If you feel this was helpful please click the KUDOS! thumb below!   
kunjuttan
Super Advisor

Re: Server Reboot

I have a doubt.In syslog its showing like heartbeat connection lost.But because of this is the server will reboot?
Torsten.
Acclaimed Contributor

Re: Server Reboot

This could be a reason.

Hope this helps!
Regards
Torsten.

__________________________________________________
There are only 10 types of people in the world -
those who understand binary, and those who don't.

__________________________________________________
No support by private messages. Please ask the forum!

If you feel this was helpful please click the KUDOS! thumb below!   

Re: Server Reboot

>> In syslog its showing like heartbeat connection lost.

Why not actually post the message(s) from syslog rather than something "like" what it says - then we can give you a better answer...

HTH

Duncan

I am an HPE Employee
Accept or Kudo
kunjuttan
Super Advisor

Re: Server Reboot

Hi,

Please find the attached syslog output.And also I want to know in normal case,if a hearbeat lan got failed,the package will move to other node.But what will the happen to the other node from which package got moved to other node.Is this node will get rebooted?
g3jza
Esteemed Contributor

Re: Server Reboot

Jun 5 14:53:52 bilprdci cmnetd[3812]: 172.16.8.165 failed.

Jun 5 14:53:52 bilprdci cmnetd[3812]: lan900 is down at the IP layer.

Jun 5 14:53:52 bilprdci cmnetd[3812]: lan900 failed.

Jun 5 14:53:52 bilprdci cmnetd[3812]: Subnet 172.16.8.0 down

Jun 5 14:54:43 bilprdci vmunix: Dead gateway detection can't ping the last remaining default gateway at 0xac1008c8 .See ndd -h ip_ire_gw_probe for more info

Jun 5 14:56:46 bilprdci cmnetd[3812]: 172.16.8.165 recovered.

Jun 5 14:56:46 bilprdci cmnetd[3812]: Subnet 172.16.8.0 up

Jun 5 14:56:46 bilprdci cmnetd[3812]: lan900 is up at the IP layer.

Jun 5 14:56:46 bilprdci cmnetd[3812]: lan900 recovered.

Jun 5 15:02:26 bilprdci cmnetd[3812]: 172.16.8.165 failed.

Jun 5 15:02:26 bilprdci cmnetd[3812]: lan900 is down at the IP layer.
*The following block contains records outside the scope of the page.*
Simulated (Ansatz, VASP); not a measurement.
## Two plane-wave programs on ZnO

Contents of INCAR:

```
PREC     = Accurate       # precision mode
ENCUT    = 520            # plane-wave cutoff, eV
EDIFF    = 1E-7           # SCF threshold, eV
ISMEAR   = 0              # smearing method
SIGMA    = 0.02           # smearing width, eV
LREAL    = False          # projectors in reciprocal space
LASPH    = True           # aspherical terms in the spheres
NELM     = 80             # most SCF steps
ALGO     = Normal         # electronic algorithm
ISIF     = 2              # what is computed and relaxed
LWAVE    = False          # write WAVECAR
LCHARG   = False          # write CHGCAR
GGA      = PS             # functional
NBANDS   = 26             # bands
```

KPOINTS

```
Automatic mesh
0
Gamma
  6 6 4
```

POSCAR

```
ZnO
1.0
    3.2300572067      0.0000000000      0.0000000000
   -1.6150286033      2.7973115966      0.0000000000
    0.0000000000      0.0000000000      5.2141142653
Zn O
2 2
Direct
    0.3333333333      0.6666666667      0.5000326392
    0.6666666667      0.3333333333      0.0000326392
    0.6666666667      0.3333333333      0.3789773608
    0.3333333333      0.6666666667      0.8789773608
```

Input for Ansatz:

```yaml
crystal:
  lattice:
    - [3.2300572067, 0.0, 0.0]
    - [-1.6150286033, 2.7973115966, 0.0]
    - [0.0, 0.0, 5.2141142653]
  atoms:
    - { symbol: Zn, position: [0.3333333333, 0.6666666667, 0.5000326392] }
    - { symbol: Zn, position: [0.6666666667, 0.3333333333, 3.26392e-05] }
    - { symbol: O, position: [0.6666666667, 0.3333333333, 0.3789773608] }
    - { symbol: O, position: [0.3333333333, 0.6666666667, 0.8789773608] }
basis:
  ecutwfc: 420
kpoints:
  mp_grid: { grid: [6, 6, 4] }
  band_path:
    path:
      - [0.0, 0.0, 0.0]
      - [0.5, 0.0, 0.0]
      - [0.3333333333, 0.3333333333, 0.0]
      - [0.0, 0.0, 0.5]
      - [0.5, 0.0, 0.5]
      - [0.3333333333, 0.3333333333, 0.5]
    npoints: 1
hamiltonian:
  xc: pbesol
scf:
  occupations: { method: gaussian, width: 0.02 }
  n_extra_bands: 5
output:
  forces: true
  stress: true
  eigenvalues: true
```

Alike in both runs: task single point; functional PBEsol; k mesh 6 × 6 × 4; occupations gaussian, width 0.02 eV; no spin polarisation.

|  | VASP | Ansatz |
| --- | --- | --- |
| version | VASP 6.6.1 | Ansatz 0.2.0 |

Jun 5 15:02:26 bilprdci cmnetd[3812]: lan900 failed.

Jun 5 15:02:26 bilprdci cmnetd[3812]: Subnet 172.16.8.0 down

Jun 5 15:03:43 bilprdci vmunix: Dead gateway detection can't ping the last remaining default gateway at 0xac1008c8 .See ndd -h ip_ire_gw_probe for more info

Jun 5 15:06:43 bilprdci vmunix: Dead gateway detection can't ping the last remaining default gateway at 0xac1008c8 .See ndd -h ip_ire_gw_probe for more info

Jun 5 15:09:43 bilprdci vmunix: Dead gateway detection can't ping the last remaining default gateway at 0xac1008c8 .See ndd -h ip_ire_gw_probe for more info

Jun 5 15:12:52 bilprdci cmnetd[3812]: 172.16.8.165 recovered.

Jun 5 15:12:52 bilprdci cmnetd[3812]: Subnet 172.16.8.0 up

Jun 5 15:12:52 bilprdci cmnetd[3812]: lan900 is up at the IP layer.

Jun 5 15:12:43 bilprdci vmunix: Dead gateway detection can't ping the last remaining default gateway at 0xac1008c8 .See ndd -h ip_ire_gw_probe for more info

Jun 5 15:12:52 bilprdci cmnetd[3812]: lan900 recovered.

Jun 5 15:18:38 bilprdci cmnetd[3812]: Link level address on network interface lan901 has been changed from 0xf4ce46f488fa to 0xf4ce46f48808.

Jun 5 15:18:38 bilprdci cmnetd[3812]: lan901 is down at the data link layer.

Jun 5 15:18:38 bilprdci cmnetd[3812]: lan901 failed.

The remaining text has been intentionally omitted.